Comment 0 for bug 402652

Revision history for this message
John A Meinel (jameinel) wrote : smart fetch for --2a does not opportunistically pack

somewhat related to bug #402114
The current --2a fetching code is smart enough to fragment on demand. (So if you have a group of length 2MB and you only request the middle 10kB, it will create a new group on the fly containing only those bytes.)

However, it is not smart enough to combine on the fly. So if you commit 9 times the same file content, you will end up with 9 fulltexts in various pack files. If you then fetch this, it will stream those 9 fulltexts into a new pack file, but will *leave* them as 9 fulltexts. Until the point where an autopack/manual pack decides to update that pack file.

This has fairly strong implications for 'mirror' branches (especially of PQM branches). As the PQM will be creating lots of commits and loosely packed .pack files. Normally these would be cleaned up every 10 revs. However, if someone fetches everything inbetween autopacks, they will fetch the loose packs into a single (but still not optimally compressed) pack. And the autopack on the new location will be deferred until much later, because the number of revisions present in the mirror location.

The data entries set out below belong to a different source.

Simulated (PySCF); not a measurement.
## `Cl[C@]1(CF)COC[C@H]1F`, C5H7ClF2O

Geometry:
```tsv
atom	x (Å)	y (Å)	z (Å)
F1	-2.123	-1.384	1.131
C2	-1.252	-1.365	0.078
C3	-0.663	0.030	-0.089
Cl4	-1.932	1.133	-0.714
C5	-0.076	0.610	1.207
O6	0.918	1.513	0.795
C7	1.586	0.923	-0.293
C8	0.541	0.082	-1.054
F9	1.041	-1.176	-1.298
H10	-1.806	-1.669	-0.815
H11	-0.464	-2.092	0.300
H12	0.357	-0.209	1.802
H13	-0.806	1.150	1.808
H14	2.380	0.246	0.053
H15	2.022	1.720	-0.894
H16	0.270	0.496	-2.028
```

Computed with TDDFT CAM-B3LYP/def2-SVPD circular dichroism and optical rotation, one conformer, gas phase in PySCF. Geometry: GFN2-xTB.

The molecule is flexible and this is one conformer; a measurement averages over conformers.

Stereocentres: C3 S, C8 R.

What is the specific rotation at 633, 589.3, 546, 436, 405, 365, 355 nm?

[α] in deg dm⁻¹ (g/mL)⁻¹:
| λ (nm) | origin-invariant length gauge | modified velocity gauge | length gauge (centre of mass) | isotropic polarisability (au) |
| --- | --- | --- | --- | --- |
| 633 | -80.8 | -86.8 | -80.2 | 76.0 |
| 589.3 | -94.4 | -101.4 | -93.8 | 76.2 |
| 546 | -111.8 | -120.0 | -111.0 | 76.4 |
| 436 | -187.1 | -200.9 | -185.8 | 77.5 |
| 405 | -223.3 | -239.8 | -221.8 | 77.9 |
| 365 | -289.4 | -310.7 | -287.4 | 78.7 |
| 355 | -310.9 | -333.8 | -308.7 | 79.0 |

One possibility is for the 'get_record_stream()' code to see that we are requesting several blocks that all seem like they would fit very well as a single larger block. This has the potential to reduce network I/O and improve disk layout, at the cost of more CPU on the server.

Note that aside from bug #402645 which (injecting too much fragmentation from an optimally packed source) doing a 'bzr pack' on the effected repositories should help minimize the impact of this.